Lakes and streams in North America and Europe are beginning to recover from the damage inflicted by acid rain, scientists report.

The recovery is being attributed to the passage and enforcement of environmental regulations and international agreements that reduce the emissions that produce acid rain.

Emissions from burning fossil fuels steadily increased from the beginning of the Industrial Revolution in the 18th century until the 1970s. The sulfur and nitrates released into the atmosphere eventually return to the Earth as acid rain. This study provides the first conclusive evidence that international and regional agreements designed to reduce the emissions that cause acid rain, beginning with the United Nations' First Sulphur Protocol in 1985, are working.

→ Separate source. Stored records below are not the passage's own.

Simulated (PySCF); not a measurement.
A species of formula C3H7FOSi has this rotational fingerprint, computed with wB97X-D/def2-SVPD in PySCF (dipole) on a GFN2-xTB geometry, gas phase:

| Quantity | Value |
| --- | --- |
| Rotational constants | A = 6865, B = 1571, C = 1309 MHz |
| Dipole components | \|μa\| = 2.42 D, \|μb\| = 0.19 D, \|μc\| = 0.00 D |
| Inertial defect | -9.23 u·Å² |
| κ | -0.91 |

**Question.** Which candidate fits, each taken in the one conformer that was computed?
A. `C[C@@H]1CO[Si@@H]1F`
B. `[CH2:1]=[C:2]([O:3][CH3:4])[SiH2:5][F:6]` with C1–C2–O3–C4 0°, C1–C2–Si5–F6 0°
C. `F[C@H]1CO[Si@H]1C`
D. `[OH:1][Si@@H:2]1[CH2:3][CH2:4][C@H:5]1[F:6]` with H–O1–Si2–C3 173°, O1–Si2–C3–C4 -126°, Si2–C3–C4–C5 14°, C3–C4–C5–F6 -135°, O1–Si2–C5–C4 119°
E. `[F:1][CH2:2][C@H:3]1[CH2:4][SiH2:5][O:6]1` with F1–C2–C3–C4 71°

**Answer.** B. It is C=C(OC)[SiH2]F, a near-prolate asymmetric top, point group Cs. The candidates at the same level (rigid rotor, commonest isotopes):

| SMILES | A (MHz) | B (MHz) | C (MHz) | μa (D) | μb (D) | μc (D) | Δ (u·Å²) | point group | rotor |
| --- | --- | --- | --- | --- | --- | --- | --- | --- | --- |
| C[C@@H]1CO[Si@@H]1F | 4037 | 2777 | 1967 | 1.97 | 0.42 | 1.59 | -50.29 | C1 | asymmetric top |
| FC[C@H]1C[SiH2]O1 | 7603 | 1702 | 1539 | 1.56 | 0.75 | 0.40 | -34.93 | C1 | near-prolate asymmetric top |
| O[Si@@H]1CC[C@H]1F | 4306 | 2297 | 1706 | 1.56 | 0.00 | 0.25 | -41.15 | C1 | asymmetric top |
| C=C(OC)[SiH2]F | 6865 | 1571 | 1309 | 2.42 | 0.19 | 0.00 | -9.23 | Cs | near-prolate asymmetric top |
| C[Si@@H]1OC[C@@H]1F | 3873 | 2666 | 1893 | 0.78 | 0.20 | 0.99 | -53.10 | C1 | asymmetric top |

Sulfur dioxide concentrations in north/central Europe air decreased by 63 percent between 1985 and 1996, according to the report. Sulfur dioxide is converted in the atmosphere to sulfuric acid, the main ingredient that produces acid rain. The United States and Canada experienced a 28 percent decline in the same emissions between 1980 and 1995. In Great Britain, emissions of sulfur also decreased by 32 percent between 1979 and 1993.

To determine whether emission regulations impacted the recovery of lakes and streams that had suffered from years of acid rain, scientists collected data from 205 lakes and streams from five regions in North America and three in Northern Europe. John L. Stoddard, a scientist with the Environmental Protection Agency, and colleagues then studied two components of acid rain - sulfate and nitrate.

The study found significant declines of one to six percent per year in sulfate levels in many lakes and streams in the 1990s, resulting in recovery for some waters and expected recovery in others. Recovery is defined as the return to pre-industrial levels of acidity and other components that counteract acidity. Great Britain was the only region that did not show a decrease in sulfate concentrations.

Reduced emissions don't automatically translate to immediate improvement in streams, lakes and rivers, though.

In Maine, for example, some waters continued to acidify even though sulfuric acid concentrations in rain decreased. The scientists concluded that several factors contributed to continued lake acidity: variations in climate; increasing levels of nitrogen compounds, such as nitric acid, in precipitation; declines in the ability of a watershed to neutralize acid and the short length of time data has been collected.

Recovery in alkalinity, expected in regions where sulfate concentrations declined significantly, was observed in all three regions of Europe, especially in the 1990s. Alkalinity is a marker for the ability a body of water had to resist damage from acid rain. Only the Vermont/Quebec region of North America showed a reduction in alkalinity. The scientists speculate that it is possible that the supply of acid neutralizing chemicals in rocks and soils in the other Northern Hemisphere regions has been depleted by decades of acid rain.

The study, titled "Regional trends in aquatic recovery from acidification in North America and Europe 1980-1995," was published in the journal Nature.. The research was conducted under the auspices of the United States Environmental Protection Agency.